The 2000 Election
The votes registered in 1996 would become the contentious center of the 2000 election. In the election, Democratic presidential candidate Al Gore received over one half million more popular votes than his Republican challenger, George W. Bush. An extremely close vote in the state of Florida called for a recount and for over one month it was unclear who the winner of the election would be. Ninety percent of all African American voters supported Gore and in the heavily contested state of Florida, 93 percent backed the Democratic candidate. In a five to four ruling, the U.S. Supreme Court declared Bush the winner of the election by only several hundred votes out of over six million in Florida. Bush was therefore awarded the presidency by an electoral vote margin of 271 to 266. About 8,000 voters, many of whom were black, were denied the right to vote, because they were erroneously listed as ex-felons, who in the state of Florida were not permitted to vote at that time. Reminiscent of the Jim Crow era, where qualified black voters were prohibited to vote by a series of voting tests, poll taxes, and most often, brute force, black voters were turned away at the polls. Some thirty- five years after the 1965 Voting Rights Act had been passed with a handshake between President Johnson and Reverend Dr. Martin Luther King Jr., black residents of Florida were once again finding themselves disenfranchised.

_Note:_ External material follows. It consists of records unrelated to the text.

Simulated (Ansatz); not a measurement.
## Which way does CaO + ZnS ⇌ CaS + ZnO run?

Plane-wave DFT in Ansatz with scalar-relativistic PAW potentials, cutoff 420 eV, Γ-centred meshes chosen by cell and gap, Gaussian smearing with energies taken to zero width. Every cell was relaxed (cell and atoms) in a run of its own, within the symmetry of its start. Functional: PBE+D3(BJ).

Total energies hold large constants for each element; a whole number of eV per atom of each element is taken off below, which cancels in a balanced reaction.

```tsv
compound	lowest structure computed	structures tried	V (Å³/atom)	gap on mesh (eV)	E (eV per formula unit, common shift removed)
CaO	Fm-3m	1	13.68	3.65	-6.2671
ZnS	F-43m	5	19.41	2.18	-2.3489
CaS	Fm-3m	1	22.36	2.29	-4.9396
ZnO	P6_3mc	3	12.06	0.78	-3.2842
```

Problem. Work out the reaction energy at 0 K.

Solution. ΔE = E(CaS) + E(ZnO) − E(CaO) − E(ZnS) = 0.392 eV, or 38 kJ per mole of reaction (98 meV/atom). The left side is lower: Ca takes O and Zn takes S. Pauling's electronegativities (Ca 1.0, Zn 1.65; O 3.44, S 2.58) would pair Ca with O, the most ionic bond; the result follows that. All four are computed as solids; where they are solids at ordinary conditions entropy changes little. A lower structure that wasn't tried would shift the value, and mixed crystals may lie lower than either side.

The U. S. Commission on Civil Rights later determined that the ballots of black Florida voters were nearly ten times more likely to be rejected from the official state-wide count due to alleged irregularities. Many African Americans therefore asserted that Bush had stolen the election. On 6 January 2001 the official count of the Electoral College votes was held in the House of Representatives. All members of the Congressional Black Caucus and several other members of the House challenged this count based on the voting irregularities that had occurred in the Florida race. The U.S. Constitution requires that at least one member of both the House and the Senate lodge an official objection in order to halt the parliamentary procedures in counting the vote, but not a single Democratic senator rose to support the Congressional Black Caucus’ position. In protest, the Caucus walked out of the House chamber, denouncing the election of George W. Bush as a miscarriage of justice.